Well, we've done it again
It's a running joke in the newsroom that when Roylance writes a weather trend story - about, say, the lack of rain or snow - the trend will come screeching to a halt. I'm a regular trend-killer. Don't like the weather? Get Roylance to write about it. Game over.
One look at the forecast shows it's happened again.
Last Friday, my editors sent word (I was off; worked the previous Sunday) that they wanted a "forward-looking" story for Tuesday on the deepening drought. On Monday, I checked the forecasts for the week, interviewed the experts, and on Tuesday we ran a front page story about the drought. Forecasters saw "no relief in sight" for the region, we reported. While there were showers in the offing for late Tuesday and Wednesday, Sterling was saying they wouldn't amount to more than a quarter inch at best. That's not drought relief.
Well, the long-range forecast - for dry weather continuing through the winter - hasn't changed. But the short-term forecast NOW shows a whole lot more than a quarter inch in the cards for Marylanders. It hasn't amounted to much at this writing, just a few hundredths of an inch here on the WeatherDeck in Cockeysville. But Sterling's current forecast for the rest of the week suggests we could get as much as three inches before this slow-moving cold front finally shoves off.

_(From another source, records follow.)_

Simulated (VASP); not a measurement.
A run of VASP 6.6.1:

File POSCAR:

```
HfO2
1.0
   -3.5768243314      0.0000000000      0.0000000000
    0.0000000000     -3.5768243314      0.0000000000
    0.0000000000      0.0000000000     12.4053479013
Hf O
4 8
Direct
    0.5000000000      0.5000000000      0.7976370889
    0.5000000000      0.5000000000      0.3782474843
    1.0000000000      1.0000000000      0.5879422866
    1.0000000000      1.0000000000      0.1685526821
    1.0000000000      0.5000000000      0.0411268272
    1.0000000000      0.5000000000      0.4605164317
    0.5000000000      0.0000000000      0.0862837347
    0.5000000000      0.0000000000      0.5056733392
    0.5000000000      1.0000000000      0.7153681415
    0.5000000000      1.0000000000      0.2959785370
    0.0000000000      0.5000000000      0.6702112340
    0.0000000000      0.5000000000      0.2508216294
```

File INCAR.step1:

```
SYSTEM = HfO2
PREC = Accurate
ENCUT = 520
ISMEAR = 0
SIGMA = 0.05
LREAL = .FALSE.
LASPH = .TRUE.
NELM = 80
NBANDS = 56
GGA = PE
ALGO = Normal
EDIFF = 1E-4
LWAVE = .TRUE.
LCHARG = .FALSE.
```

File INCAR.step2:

Thanks guys... The rain is being fueled by a low-pressure center to our south and west. It's pumping warm, moist Gulf air northward into the drought-stricken Southeast states, including us.
The best chances for rain - if THIS forecast holds up - come today and tonight, with a 70 percent likelihood we'll get precipitation. There's more due Friday and early Saturday, "Expect Baltimore/Washington urban areas to receive 1 to 3 inches of beneficial rainfall through Saturday," forecasters are saying this morning. Three inches would be enough, with what's already fallen this month, to give us normal October rainfall. Go figure.
In the western portion of the Sterling forecast region - down in western Virginia - they could see 4 to 6 inches of rain and urban flooding if warmer air triggers thunderstorms. The grain farmers are going to love this. It may not be the end of the drought. We are still short of water in the ground and in the reservoirs. But it is most certainly significant relief.
So, you're welcome. Now maybe I'll do a story about how little snow we can expect this winter.